After the Jewish soldiers had left the men went back to claim
their homes in Biram but the soldiers turned up again and chased them away.
Later the Israelis sent the air force and flattened all the homes in the
village to lie in ruins. Only the picturesque church stands today as mute
testimony to the fact that Christians had once lived and thrived on this part
of Occupied Palestine.
At the time of Israel’s creation by the UN Christians amounted
to 20% of the population. Many of them had fled the Israeli persecution. Today
they amount to less than 5% of the population.
But the Christians of Biram have not given up their claim to
their ancestral land.
Demand to return to
Biram
Not wanting to upset the Western sponsors the Israeli Supreme
Court in 1951 had allowed the Christians of Biram to return to their village,
but to this day succeeding Israeli governments have refused to abide by the
Court decision even though the hoary claim that Israel is the only democracy in
the Middle East resonates in corridors of world powers and the world media ad
nauseam.
Today descendants of Biram’s Christian community have encamped
in the national park where the town is located demanding that Israel honour the
SC decision and allow them to return to their beloved Biram.

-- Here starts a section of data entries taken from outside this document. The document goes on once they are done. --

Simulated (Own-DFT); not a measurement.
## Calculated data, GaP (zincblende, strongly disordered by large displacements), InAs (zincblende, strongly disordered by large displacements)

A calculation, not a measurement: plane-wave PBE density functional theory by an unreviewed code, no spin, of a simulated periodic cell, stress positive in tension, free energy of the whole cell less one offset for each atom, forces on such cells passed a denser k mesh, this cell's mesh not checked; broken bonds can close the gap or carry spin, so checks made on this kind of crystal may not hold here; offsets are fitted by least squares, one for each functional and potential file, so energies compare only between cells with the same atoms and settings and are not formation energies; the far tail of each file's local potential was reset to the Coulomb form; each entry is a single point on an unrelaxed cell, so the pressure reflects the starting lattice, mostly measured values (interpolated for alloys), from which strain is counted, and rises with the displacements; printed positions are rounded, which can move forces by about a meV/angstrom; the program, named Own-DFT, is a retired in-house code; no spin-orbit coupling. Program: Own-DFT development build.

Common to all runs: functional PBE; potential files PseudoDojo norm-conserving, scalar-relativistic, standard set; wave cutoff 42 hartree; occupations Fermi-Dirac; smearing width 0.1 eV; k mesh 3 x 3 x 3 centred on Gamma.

In an ironical twist the Israeli authorities have warned the
protesters that they are trespassing on state land and have asked them to leave
but the Palestinian Christians are sticking to their guns.
Father Afif Makhoul is the head of the Biram church and he hopes
to bring the community back together to settle down on their own land. He told
Al Jazeera that it is not his role to make a political statement. ‘But as
priest of Biram I believe the parishioners should come back to their church’.